Verilog for loop not iterating

Question

The current for loop that I have coded below is getting stuck at its last iteration value. In other words, the value of i initially starts at 0 but once it reaches the first positive edge of the clock it changes to 44 and stays at that value.

I can't seem to figure out why this is happening. Shouldn't i be increasing by 1 at each positive clock edge until it reaches 43?

I know that in and out variables are not being used and that is because this for loop is part of a very long piece of code that distracts from this current problem.

module test( in, clk, out );
input [0:127] in;        // Input is defined given by the user and is 128-bits 
input clk;
output reg [0:127] out;   

integer r = 20;
integer i;
initial i=0;
  
reg [0:7] v;

initial v = 0;

always@ (posedge clk) begin
for (i=1; i<(2*r+3)+1; i=i+1) 
begin
    v <= v+i;    
end
end

Answer 1

Shouldn't i be increasing by 1 at each positive clock edge until it reaches 43? -- no.

always@ (posedge clk) begin
for (i=1; i<(2*r+3)+1; i=i+1) 
begin
    v <= v+i;    
end
end

The whole always statement will execute at the posedge clock and will run all iterations of the loop at every clock edge. It will run 44 iterations from i = 0 to 43. However, after the very last iteration i will become 44 and loop will stop.

In order to do a single iteration per clock cycle you need to make sure that i is incremented at a pos edge only. for loop will not help there. Here is an example of what can be done:

integer i, v;
always@(posedge clk) begin
   if (!reset) begin
      i <= 0;
      v <= 0;
   end
   else begin
      if (i == 44)
         i <= 0;
      else begin     
         v <= v + i;
         i <= i+1;
      end
   end
end

Answer 2

Looking at this always for loop:

always@ (posedge clk) begin
    for (i=1; i<(2*r+3)+1; i=i+1) 
    begin
        v <= v+i;
    end
end

This verilog always clause doesn't look like it can be synthesized into hardware.

The for loop describes a single set of hardware with i taking values between 1 and 43 (because the for loop initializes i=1, and r was previously assigned 20, so the limit condition is 43<44; the first value is 1 and the last value is 43).

At first I thought this was going to describe a set of 43 regs v[1..43], but instead the body of the for loop is making multiple non-blocking assignments to a single reg v.
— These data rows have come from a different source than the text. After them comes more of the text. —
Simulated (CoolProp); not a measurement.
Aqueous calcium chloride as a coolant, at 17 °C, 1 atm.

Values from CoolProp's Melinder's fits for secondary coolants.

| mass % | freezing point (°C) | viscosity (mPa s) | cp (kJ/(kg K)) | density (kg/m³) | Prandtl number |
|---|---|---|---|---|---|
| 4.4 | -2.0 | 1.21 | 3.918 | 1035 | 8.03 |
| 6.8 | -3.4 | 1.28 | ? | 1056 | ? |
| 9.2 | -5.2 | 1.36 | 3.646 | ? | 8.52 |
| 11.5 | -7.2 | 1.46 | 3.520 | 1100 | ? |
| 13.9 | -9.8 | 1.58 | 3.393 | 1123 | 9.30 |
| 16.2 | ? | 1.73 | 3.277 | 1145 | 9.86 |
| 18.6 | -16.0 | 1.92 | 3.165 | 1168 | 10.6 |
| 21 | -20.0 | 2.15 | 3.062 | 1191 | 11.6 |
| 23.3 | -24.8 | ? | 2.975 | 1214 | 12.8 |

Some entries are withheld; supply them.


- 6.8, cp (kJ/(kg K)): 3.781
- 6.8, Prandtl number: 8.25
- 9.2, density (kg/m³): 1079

If you unroll the for loop, you get this equivalent code:

always@ (posedge clk) begin
    // unrolled r=20; for (i=1; i<(2*r+3)+1; i=i+1) 
    v <= v+1;
    v <= v+2;
    v <= v+3;
    v <= v+4;
    v <= v+5;
    // ... etc. ...
    v <= v+41;
    v <= v+42;
    v <= v+43;
end

But it doesn't make sense to have multiple non-blocking assignments to a variable, unless they are split up across different logic paths. There can only be one assigned value at the clock edge, so which one of these assignments is it supposed to use? It can't assign 43 different values to the same register v on every clock edge. So instead of accumulating v=(v+1)+2+3+4+5+6...+41+42+43 like it would if verilog was a programming language, the compiler should instead throw an error message because it can't synthesize this code.

Non-blocking assignment <= all run at the same time, they don't run in sequence like in a programming language (those are called blocking assignment =). It's very common to see non-blocking assignment used inside an always@(posedge clk), but each logic path has to determine each value just once, otherwise it can't be synthesized with real hardware.

always @(posedge clk) begin
   // shift register Non-blocking assignment example
   a1 <= a0;
   a2 <= a1;
   a3 <= a2;
   // all three regs a1, a2, a3 are updated simultaneously, on every posedge clk event
end
always @(posedge clk) begin
   // state machine Non-blocking assignment example
   state <= NextStateTable[state, inputVector];
   outs <= OutputTable[state, inputVector];
   // both state and outs are updated simultaneously, on every posedge clk event
end